Published: 11:47, 31 July 2019
| Updated: 13:02, 31 July 2019
A woman who accused her husband of hitting her died of a drug overdose just days after being incorrectly told by police he had been released from custody.
Denise Tanner was found by officers on Tuesday, May 8, 2018, after she could not be contacted following a bank holiday weekend.
The 52-year-old, of Nunnery Grove, in Minster, was discovered lying on her bed surrounded by empty pill packets. A post mortem examination showed she had taken a lethal dose of antidepressants.
A Kent Police witness care officer and her supervisor has misunderstood court documents and wrongly believed a bail hearing for Mrs Tanner's husband, James Roberts, has ended in him being released.
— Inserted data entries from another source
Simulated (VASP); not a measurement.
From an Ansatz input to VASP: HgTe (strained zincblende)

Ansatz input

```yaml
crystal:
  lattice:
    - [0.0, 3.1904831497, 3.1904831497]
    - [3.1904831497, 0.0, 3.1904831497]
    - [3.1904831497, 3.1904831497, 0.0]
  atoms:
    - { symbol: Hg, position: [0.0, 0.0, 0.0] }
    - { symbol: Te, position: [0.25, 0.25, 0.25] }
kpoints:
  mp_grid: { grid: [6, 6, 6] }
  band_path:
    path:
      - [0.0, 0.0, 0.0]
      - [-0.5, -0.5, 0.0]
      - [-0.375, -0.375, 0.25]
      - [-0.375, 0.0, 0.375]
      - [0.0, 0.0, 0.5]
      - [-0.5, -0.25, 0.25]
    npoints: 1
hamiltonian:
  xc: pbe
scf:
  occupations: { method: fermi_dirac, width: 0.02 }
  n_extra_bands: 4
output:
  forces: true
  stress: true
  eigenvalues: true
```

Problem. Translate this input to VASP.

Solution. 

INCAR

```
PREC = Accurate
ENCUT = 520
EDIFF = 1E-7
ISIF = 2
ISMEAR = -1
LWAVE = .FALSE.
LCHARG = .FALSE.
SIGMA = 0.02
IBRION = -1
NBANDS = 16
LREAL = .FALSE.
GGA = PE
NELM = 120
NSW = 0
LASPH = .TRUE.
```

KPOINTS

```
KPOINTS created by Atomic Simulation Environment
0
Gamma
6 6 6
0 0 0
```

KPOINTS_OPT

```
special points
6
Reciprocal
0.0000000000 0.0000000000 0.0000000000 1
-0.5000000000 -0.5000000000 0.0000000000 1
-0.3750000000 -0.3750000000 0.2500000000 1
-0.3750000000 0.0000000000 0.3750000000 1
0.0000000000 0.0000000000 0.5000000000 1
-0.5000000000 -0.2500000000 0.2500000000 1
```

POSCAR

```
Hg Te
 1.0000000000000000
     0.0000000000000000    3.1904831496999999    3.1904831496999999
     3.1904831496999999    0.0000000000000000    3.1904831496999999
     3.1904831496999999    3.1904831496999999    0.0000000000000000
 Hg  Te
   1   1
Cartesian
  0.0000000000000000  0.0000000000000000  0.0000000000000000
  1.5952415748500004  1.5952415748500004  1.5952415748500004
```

An inquest held at Archbishop's Palace in Mill Street, Maidstone, heard she was found dead four days later.
In fact, Mr Roberts had been remanded in custody. Her husband appeared in court accused of GBH and ABH on his wife as well as controlling behaviour and perverting the course of justice after allegedly persuading her to drop support for a previous allegation.
During a phone conversation with the officer, Mrs Tanner said: "I can't believe this has happened. You have signed my death certificate."
At an inquest into her death at Archbishop's Palace in Maidstone, coroner Katrina Hepburn said: "The evidence before me from her friends is that if she intended to take her own life she would have left a note.
"There was also evidence that days before she was seen to be upbeat and relaxed and thinking of the future.
"I have to bear in mind that taking such a large number of pills would have had a detrimental effect and may have caused her own death.
"However, it could have been a call for help, I don't know and I'm not satisfied she did it to take her own life - she may well have been taking it with the intention of feeling better. The evidence from her friends is that she was positive about going forward with the criminal prosecution."
Ms Hepburn concluded that Mrs Tanner's death was not a suicide but that it was a "drug related death."
The charges against Mr Roberts were dropped after a review of the case in June 2018.
Kent Police have since put in place a more strenuous system of checks to make sure people involved in court cases get correct information.
An investigation by the Independent Office for Police Conduct (IOPC) which looks into possible wrong-doing among officers found none were guilty of misconduct.